Reimplementing LINQ to Objects: Part 1 - Introduction
About a year and a half ago, I gave a talk at a DDD day in Reading, attempting to reimplement as much of LINQ to Objects as possible in an hour. Based on the feedback from the session, I went far too fast... and I was still a long way from finishing. However, I still think it's an interesting exercise, so I thought I'd do it again in a more leisurely way, blogging as I go. Everything will be under the "Edulinq" tag, so that's the best way to get all the parts in order, without any of my other posts.
General approach
The plan is to reimplement the whole of LINQ to Objects, explaining each method (or group of methods) in a blog post. I'm going to try to make the code itself production quality, but I'm not going to include any XML documentation - if I'm already writing up how things work, I don't want to do everything twice. I'll include optimizations where appropriate, hopefully doing better than LINQ to Objects itself.
The approach is going to be fairly simple: for each LINQ method, I'll write some unit tests (most of which I won't show in the blog posts) and make sure they run against the normal .NET implementation. I'll then comment out the using directive for System.Linq, and introduce one for JonSkeet.Linq instead. The tests will fail, I'll implement the methods, and gradually they'll go green again. It's not quite the normal TDD pattern, but it works pretty well.

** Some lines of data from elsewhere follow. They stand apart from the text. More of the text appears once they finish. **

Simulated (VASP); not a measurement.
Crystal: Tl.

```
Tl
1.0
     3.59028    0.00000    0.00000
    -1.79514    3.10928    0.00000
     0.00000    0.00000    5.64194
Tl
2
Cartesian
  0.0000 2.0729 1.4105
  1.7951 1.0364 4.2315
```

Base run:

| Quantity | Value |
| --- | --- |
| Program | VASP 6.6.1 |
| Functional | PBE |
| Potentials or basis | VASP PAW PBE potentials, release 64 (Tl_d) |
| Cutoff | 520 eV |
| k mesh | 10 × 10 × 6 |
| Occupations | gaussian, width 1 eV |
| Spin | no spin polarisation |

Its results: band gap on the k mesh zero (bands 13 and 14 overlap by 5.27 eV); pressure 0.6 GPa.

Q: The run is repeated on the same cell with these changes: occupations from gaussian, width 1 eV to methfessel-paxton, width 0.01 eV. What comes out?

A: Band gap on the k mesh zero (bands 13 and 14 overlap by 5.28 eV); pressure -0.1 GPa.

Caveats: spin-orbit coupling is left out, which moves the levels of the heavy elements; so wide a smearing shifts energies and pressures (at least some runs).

I will write up a blog entry for each LINQ operator, probably including all of the production code but only "interesting" tests. I'll highlight important patterns as they come up - that's half the point of the exercise, of course.
At the end of each post, I'll include a link to download the "code so far". For the sake of anyone looking at these posts in the future, I'm going to keep the downloads numbered separately, rather than updating a single download over time. I'm hoping that the code will simply grow, but I dare say there'll be some modifications along the way too.
The aim is not to end up with LINQBridge: I'm going to be targeting .NET 3.5 (mostly so I can use extension methods without creating my own attribute) and I'm certainly not going to start worrying about installers and the like. The purpose of all of this is purely educational: if you follow along with these blog posts, with any luck you'll have a deeper understanding of LINQ in general and LINQ to Objects in particular. For example, topics like deferred execution are often misunderstood: looking at the implementation can clarify things pretty well.
Testing
The unit tests will be written using NUnit (just for the sake of my own familiarity). Fairly obviously, one of the things we'll need to test quite a lot is whether two sequences are equal. We'll do this using the TestExtensions class from MoreLINQ (which I've just copied into the project). The netbook on which I'll probably write most of this code only has C# Express 2010 on it, so I'm going to use the external NUnit GUI. I've set this in the project file as the program to start... which you can't do from C# Express directly, but editing the project file is easy, to include this:
<StartAction>Program</StartAction>
<StartProgram>C:\Program Files\NUnit-2.5.7.10213\bin\net-2.0\nunit-x86.exe</StartProgram>
It's a bit of a grotty hack, but it works. The "additional command line parameters" are then set to just JonSkeet.Linq.Tests.dll - the current directory is the bin/debug directory by default, so everything's fine. Obviously if you want to run the tests yourself and you have ReSharper or something similar, you can see the results integrated into Visual Studio.
Although I'm hoping to write reasonably production-level code, I doubt that there'll be as many unit tests as I'd really write against production code. I fully expect the number of lines of test code to dwarf the number of lines of production code even so. There are simply vast numbers of potential corner cases... and quite a few overloads in several cases. Remember that the goal here is to examine interesting facets of LINQ.
Code layout
Just like the real LINQ to Objects, I'll be creating an enormous static Enumerable class... but I'll do so using partial classes, with one method name (but multiple overloads) per file. So Where will be implemented in Where.cs and tested in WhereTest.cs, for example.
First code drop
The first zip file is available: Linq-To-Objects-1.zip. It doesn't contain any production code yet - just 4 tests for Where, so I could check that NUnit was working properly for me. Next stop... implementing Where.